Thursday, March 06, 2008

The Public Service Commission on Trial in Leg Hall

As I noted last night, Harris McDowell brought in a high-priced D.C. attorney named Randall Speck to question representatives of the Public Service Commission. Aaron Nathans, writing in the News Journal, seems to have captured the spirit of the occasion:
There was no jury, no bailiff, no hand on the Bible. But the process that led to an offshore wind power contract appeared to be on trial at Legislative Hall on Wednesday.
A Washington-based attorney spent more than two hours grilling representatives of the Public Service Commission and its staff on the path that led to an offshore wind contract.
PSC chair Arnetta McRae held her ground:
PSC representatives said the year-long response to the legislative mandate was exhaustive, transparent and involved unprecedented levels of public participation. McRae said, "I am immensely proud of the manner in which the process has unfolded to date."
According to accounts I have heard, Ms. McRae epitomized grace under pressure. As citizens, we can be immensely proud of the way the PSC conducted the RFP process. The PSC has posted the full record of this unprecedented public participation, including thousands of letters and e-mails from citizens, the vast majority of which are in favor of wind power.

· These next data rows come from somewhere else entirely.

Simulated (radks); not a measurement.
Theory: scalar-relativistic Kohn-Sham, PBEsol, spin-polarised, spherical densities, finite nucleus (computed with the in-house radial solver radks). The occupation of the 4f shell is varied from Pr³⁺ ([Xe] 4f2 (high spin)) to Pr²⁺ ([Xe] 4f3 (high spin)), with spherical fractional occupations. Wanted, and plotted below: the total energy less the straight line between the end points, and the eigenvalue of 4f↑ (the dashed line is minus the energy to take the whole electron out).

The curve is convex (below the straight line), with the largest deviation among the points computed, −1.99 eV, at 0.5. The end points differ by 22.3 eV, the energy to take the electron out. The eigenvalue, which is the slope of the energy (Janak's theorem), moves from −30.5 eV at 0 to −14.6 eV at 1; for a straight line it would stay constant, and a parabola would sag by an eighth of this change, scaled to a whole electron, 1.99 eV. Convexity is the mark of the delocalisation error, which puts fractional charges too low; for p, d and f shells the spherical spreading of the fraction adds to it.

Arnetta McRae has not forgotten that she represents the public interest, and has done everything possible to encourage and engage the citizens in creating our energy future. Senator McDowell has chosen to align himself with the interests of Delmarva Power by bringing in an industry lawyer to attack a state agency for doing its job and upholding the law.


Anonymous Anonymous said...

Your post jogged loose this slogan for this years political contests.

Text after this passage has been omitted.